Root Mean Square Layer Normalization.
Llama uses this instead of standard LayerNorm.
"""
def __init__(self, dim, eps=1e-6):
super().__init__()
self.eps = eps
self.weight = nn.Parameter(torch.ones(dim))
def forward(self, x):
# RMSNorm: x / sqrt(mean(x^2) + eps) * weight
rms = torch.rsqrt(x.pow(2).mean(-1, keepdim=True) + self.eps)
return x * rms * self.weight
RMSNorm is 10-15% faster than LayerNorm because it skips the mean subtraction step. The quality difference is negligible. Every frontier model uses RMSNorm.
Pre-Norm Architecture
Llama 3 applies normalization before each sublayer (attention and FFN), not after. The forward pass for one transformer block:
class Llama3TransformerBlock(nn.Module):
def __init__(self, config):
super().__init__()
self.attention_norm = RMSNorm(config["d_model"])
self.attention = Llama3Attention(
d_model=config["d_model"],
num_q_heads=config["num_q_heads"],
num_kv_heads=config["num_kv_heads"],
head_dim=config["head_dim"],
)
self.ffn_norm = RMSNorm(config["d_model"])

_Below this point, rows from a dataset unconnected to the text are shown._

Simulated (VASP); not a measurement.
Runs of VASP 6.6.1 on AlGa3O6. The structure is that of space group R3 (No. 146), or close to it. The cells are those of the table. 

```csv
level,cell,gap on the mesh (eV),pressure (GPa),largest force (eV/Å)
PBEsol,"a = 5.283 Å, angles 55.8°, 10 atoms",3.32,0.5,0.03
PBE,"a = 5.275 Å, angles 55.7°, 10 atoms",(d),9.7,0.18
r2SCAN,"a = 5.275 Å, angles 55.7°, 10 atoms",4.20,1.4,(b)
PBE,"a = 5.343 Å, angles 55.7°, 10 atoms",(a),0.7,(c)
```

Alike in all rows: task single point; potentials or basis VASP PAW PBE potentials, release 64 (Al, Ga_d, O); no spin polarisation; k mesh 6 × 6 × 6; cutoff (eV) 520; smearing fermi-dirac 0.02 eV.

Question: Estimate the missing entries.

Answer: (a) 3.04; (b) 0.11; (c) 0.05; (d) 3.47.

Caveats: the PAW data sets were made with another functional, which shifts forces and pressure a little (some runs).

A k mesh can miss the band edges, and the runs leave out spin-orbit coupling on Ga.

self.ffn = Llama3SwiGLUFFN(
d_model=config["d_model"],
)
def forward(self, x, kv_cache=None, position_ids=None):
# Pre-norm attention
residual = x
x = self.attention_norm(x)
x = self.attention(x, kv_cache, position_ids)
x = residual + x
# Pre-norm FFN
residual = x
x = self.ffn_norm(x)
x = self.ffn(x)
x = residual + x
return x
Context Extension: 8K to 128K
The Extension Strategy
Llama 3 was trained with an 8K context window. Llama 3.1 extended it to 128K through two techniques:
-
RoPE base frequency increase: From 10,000 (Llama 2) to 500,000 (Llama 3). The higher base frequency provides longer wavelengths, enabling position discrimination at longer ranges.
-
Continued pretraining on long sequences: After the initial 8K training, additional training on sequences up to 128K with gradually increasing length.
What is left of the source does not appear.